This roster, particularly the offense, has been at least somewhat better under Morris. Ryan is playing with much more confidence and poise, Jones has gotten more involved (though that’s probably more due to health), the defense is less porous (though by no means “fixed”), things seem to be in more rhythm and more organized. Just this slight shift in perspective from Morris making the team feel more uncomfortable has already proven dividends. Imagine what a fresh staff could do!

Obviously, it’s up to the future decision makers as to where this franchise goes. A new coach could want to trade a guy like Ryan or Jones; who’s to say. But part of me wonders if the last three weeks is proof enough that there’s a clear-cut reason as to why keeping the team’s best players, or a good chunk of this offensive roster, around is the wisest move. Perhaps this team doesn’t need a roster reset, but a new awakening of what’s already here, particularly on offense.

On offense, Ryan slumped badly before Dan Quinn and Thomas Dimitroff were let go. In the three weeks since, he has been his old self. His decision making is crisper, he’s taking more chances, he seems more in sync, he’s the Matty Ice we know he can be. That has to be correlated. Perhaps he’s got more pressure from Morris to be that way, but he’s been that way nevertheless. He’s shown no signs of aging or slowing down after the coaching/front office change, the signs we all feared he was beginning to show during the drought.

With Ryan’s cap situation what it is, the Falcons are tied to him through at least 2021. If he keeps playing like this, it’ll be harder to find his successor in 2021 as that draft pick drops. If he keeps playing like this, why would you want to right now if a top talent isn’t reachable in the draft?

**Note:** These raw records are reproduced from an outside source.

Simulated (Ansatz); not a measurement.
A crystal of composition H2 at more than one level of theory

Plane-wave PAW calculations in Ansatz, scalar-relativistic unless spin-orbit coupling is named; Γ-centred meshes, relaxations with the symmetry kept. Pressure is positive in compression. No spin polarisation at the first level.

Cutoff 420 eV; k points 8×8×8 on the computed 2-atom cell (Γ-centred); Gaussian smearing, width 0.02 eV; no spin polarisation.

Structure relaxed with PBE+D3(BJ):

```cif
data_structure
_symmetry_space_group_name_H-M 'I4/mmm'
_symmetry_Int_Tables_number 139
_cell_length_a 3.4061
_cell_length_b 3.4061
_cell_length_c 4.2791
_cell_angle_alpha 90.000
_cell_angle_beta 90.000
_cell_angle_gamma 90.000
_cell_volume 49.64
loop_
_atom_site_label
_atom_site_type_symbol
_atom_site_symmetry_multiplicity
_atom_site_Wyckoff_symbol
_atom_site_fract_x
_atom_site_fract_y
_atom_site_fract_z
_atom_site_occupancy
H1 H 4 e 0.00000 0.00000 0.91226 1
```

Jones continues to get older and his injuries more limiting. The hamstring issue he’s been going through probably doesn’t affect him as badly five years ago as it does now. He’s not a rookie anymore, but his impact is still towering. Just look at how better Ryan has been this year with Jones on the field.

By this point, the two are a package deal in a way. Ryan needs Jones to be at his best; the two have been together for nearly a decade. Few quarterbacks have had such a symbiotic relationship with a receiver as Ryan has with Jones. Jones could probably go elsewhere and succeed, but he clearly wants to be here to finish his career.

As long suffering Falcons fans with little positive history, it’s what we need. We need the franchise’s best player to finish here. It’s about wins first, sure, but can anyone make a compelling argument this team is ever going to be in a better position to win if Jones isn’t on the field? Players like him don’t come around every day. There are plenty of great teams who win without transformational talents at receiver, but the Falcons are built and can continue to be built to win through Jones.

A new coaching staff could veer away from that, but why would you want to? He makes the offense elite at its best; Kyle Shanahan no doubt was at his best in ATL because he had Jones to move around the field like a all-encompassing chess piece.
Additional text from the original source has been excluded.